Front / Recto

  • Title Articulated Mannequin
  • Negative Date 1931
  • Print Date 1931–35
  • Medium Gelatin silver print
  • Dimensions Image 9 × 6 13/16" (22.9 × 17.3 cm)
  • Place Taken Dessau
  • Credit Line Thomas Walther Collection. Gift of Thomas Walther
  • MoMA Accession Number 1913.2001
  • Copyright © 2015 Makoto Yamawaki
  • Description

    In May 1930, Iwao Yamawaki (born Iwao Fujita) and his wife, Michiko, left Japan to enroll at the Bauhaus, two of only three Japanese nationals who attended the school in Dessau. While personally enriching, Yamawaki’s tenure at the Bauhaus was marred by unrest (he witnessed the forced resignation of director Hannes Meyer) and an unstable political climate. Trained in architecture at the Tokyo School of Arts but disenchanted with architectural practice in his native country, Yamawaki applied to study architecture and interior design, but once in Germany he turned to photography. Despite his avid interest in the medium, he lamented in a 1931 letter that it was not his “specialty.”[1] Yamawaki had begun making snapshots in Japan in 1926 with a small-format camera, but his photography skills were honed considerably under the tutelage of Walter Peterhans at the Bauhaus. Focusing on the relationship between photography and three-dimensional space, Yamawaki produced images of architecture (an untitled picture of the Dessau Bauhaus building [MoMA 1914.2001], Dessau [MoMA 1915.2001], and Lunch (12–2 p.m.) [MoMA 1916.2001], all in 1931), figures (Portrait of a Man Smoking [1917.2001]), furniture, and objects, such as Articulated Mannequin. In addition, he produced a number of Dada-inspired photomontages.

     Articulated Mannequin is a prime example of the exquisite sculptural quality Yamawaki could achieve in his photographs. Involved in designing and producing theater and dance at the school, Yamawaki employed theatrical lighting to emphasize the voluminous forms of a commonly available artist’s mannequin. He made three images of the mannequin and, while he often used his small-format camera from Japan at the Bauhaus, for this particular image he likely used a large-format, 9 by 12 centimeter (3 9/16 by 4 ¾ inch) Spiegel Camera purchased in 1930 in Germany.[2]  Printed on a single weight Baryta-less paper with an exceptionally soft matte surface, the image takes on the appearance of a fine drawing, although the emulsion layer reveals a slight gloss under raking light. The image may have been printed on Agfa paper, which Yamawaki is known to have favored while in Germany.
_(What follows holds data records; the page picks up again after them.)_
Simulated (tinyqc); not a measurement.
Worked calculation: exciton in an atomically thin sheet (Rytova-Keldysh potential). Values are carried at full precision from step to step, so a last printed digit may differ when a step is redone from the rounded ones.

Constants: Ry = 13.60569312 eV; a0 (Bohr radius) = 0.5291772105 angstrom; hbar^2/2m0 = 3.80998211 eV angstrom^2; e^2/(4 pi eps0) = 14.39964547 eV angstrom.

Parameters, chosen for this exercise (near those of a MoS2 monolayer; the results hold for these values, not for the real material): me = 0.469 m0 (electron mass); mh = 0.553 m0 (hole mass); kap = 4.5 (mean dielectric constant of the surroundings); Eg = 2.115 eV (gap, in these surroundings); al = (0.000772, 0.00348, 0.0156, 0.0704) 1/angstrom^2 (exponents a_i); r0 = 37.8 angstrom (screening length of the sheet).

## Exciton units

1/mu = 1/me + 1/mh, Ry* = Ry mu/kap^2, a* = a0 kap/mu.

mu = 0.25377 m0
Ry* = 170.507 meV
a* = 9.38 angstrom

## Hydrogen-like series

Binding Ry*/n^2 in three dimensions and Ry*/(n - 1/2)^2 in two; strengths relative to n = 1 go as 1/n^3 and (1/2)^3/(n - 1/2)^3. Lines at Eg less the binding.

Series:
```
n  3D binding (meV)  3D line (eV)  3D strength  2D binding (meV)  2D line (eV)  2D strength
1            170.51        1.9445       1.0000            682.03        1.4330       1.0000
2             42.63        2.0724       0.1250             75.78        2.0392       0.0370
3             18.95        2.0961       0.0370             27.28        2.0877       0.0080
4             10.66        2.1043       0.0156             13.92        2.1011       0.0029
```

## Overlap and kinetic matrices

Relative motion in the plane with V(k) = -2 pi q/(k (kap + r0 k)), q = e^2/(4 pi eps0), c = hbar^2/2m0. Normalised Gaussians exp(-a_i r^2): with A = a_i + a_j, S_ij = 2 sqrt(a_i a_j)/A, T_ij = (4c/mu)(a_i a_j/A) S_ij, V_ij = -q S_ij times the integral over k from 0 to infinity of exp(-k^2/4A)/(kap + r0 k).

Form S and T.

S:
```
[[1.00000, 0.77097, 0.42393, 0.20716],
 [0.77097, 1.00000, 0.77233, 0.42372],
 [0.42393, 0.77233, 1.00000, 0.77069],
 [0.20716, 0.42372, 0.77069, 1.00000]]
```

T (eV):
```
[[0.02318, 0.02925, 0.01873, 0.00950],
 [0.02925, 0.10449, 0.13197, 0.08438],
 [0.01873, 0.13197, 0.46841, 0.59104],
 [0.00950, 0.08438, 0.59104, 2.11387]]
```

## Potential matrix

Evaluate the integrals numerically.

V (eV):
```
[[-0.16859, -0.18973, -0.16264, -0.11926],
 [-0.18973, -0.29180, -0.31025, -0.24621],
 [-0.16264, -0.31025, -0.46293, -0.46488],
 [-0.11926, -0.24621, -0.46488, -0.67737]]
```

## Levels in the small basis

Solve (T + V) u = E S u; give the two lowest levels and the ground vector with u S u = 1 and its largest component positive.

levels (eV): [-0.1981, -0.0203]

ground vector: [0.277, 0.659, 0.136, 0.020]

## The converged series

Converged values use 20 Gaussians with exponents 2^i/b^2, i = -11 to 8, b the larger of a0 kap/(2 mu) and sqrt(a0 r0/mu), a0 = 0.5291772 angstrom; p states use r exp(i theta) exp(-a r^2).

    After returning to Japan in December 1932, Yamawaki refocused on architecture, establishing his own firm in 1933; eventually he abandoned photography. However, he continued to proselytize the Bauhaus philosophy, lecturing at the short-lived, Bauhaus-modeled School of New Architecture and Arts and codesigning the first major Japanese exhibition on the Bauhaus at the Tokyo National Museum of Modern Art in 1954.

    —Hanako Murata, Eva Respini

    [1] Iwao Yamawaki, “Reminiscences from Dessau,” Design Issues 2, no. 2 (autumn 1985): 63.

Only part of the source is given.